U.S. office market fundamentals remain at their strongest point in the cycle, with peak occupancy and record rents, according to Colliers Q1 2017 U.S. Office Market Outlook Report. Yet, there is little doubt that the market has been cooling.
The national office vacancy rate has been virtually static for more than a year. Rents are still rising but the pace of appreciation is modest and slowing. Likewise, absorption is still positive, but first quarter 2017 was relatively quiet and activity was concentrated in suburban markets. Office space under construction rose for the third successive quarter in first quarter 2017, while investors continue to chase higher returns — leading to an increased focus on suburban and second-tier markets.
U.S. office net absorption fell for the second successive quarter in Q1 2017 to 3.2 million square feet, down from 12.9 million square feet in fourth quarter 2016. Suburban markets accounted for 90 percent of the first quarter 2017 absorption total. Tenant move-outs, renewals and downsizing continue to be the primary factors, but there is also a supply shortage in some markets. Stronger GDP growth is anticipated for the remainder of the year, which should underpin healthier demand.
The U.S. office vacancy rate fell marginally in first quarter 2017, dropping 10 basis points to 12.2 percent — providing further evidence that vacancy has plateaued. Since the beginning of 2016, vacancy has stayed within a 20-basis-point range and is now at the same point as at the peak of the prior cycle in third quarter 2007, when the rate bottomed at 12.2 percent.

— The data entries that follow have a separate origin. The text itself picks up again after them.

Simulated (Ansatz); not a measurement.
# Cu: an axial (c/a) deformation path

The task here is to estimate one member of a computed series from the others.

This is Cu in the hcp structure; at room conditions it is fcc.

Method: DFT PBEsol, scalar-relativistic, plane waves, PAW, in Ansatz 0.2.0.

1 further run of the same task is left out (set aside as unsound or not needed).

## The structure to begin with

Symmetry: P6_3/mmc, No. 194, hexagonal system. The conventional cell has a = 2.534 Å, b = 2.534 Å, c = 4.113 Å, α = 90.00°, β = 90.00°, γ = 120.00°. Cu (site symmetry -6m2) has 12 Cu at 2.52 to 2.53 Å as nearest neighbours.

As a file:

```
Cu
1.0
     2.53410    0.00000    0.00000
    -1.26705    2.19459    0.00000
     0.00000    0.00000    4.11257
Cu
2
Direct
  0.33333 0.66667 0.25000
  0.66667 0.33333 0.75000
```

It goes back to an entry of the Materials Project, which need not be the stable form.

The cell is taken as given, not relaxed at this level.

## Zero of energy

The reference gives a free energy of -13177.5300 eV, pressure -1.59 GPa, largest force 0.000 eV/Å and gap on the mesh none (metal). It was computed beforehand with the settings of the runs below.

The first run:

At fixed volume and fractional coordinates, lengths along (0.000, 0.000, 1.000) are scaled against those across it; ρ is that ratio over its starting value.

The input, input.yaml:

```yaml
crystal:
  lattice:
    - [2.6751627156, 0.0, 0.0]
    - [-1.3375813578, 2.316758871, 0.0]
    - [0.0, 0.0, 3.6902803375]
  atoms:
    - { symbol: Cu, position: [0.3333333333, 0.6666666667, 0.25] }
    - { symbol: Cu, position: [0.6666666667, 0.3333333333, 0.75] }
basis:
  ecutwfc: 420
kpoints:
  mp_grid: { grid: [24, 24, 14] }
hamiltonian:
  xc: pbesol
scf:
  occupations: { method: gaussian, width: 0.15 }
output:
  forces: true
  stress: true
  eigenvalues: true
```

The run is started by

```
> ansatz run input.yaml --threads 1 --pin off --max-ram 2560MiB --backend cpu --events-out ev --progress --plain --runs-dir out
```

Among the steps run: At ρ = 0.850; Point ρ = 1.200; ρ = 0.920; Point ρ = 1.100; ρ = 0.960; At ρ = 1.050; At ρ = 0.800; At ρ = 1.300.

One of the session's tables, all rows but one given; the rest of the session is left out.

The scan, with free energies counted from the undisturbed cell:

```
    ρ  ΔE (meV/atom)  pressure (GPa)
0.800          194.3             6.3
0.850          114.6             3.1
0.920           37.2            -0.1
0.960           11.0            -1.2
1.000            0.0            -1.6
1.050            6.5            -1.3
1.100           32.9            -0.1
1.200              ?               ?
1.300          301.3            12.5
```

Average class A asking rates in first quarter 2017 stood at $47.64 per square foot in downtown markets and $29.39 per-square-foot in the suburbs, representing a quarterly increase of well under $1 per square foot in both locations. On an annualized basis, class A downtown asking rates increased by 3.5 percent as of first quarter 2017 compared to 1.9 percent in suburban markets — down from the 12-month growth rates in fourth quarter 2016 of 4.1 percent and 2.7 percent, respectively.
Office construction remains elevated and deliveries are front-loaded. The volume of office space under construction has risen to 113 million square feet, up slightly from 110 million square feet at the end of 2016. Of this, 45 million square feet are under way in downtown markets and 68 million square feet are under construction in the suburbs.
Four markets continue to dominate the construction picture, accounting for almost half of current activity. The San Francisco Bay Area leads with 19.5 million square feet under way, followed by Dallas and Washington, D.C. (including Northern Virginia and Maryland), which both have more than 11 million square feet being built. New York rounds out the top four with 10.3 million square feet under construction.
Lastly, office sales volume fell by 12 percent over the previous quarter to $27.7 billion but remains healthy. Investor strategies continue to shift toward suburban and second-tier markets that provide higher yields, but there are still buyers for trophy central business district product. There is little upward pressure on capitalization rates, but rising interest rates are a concern.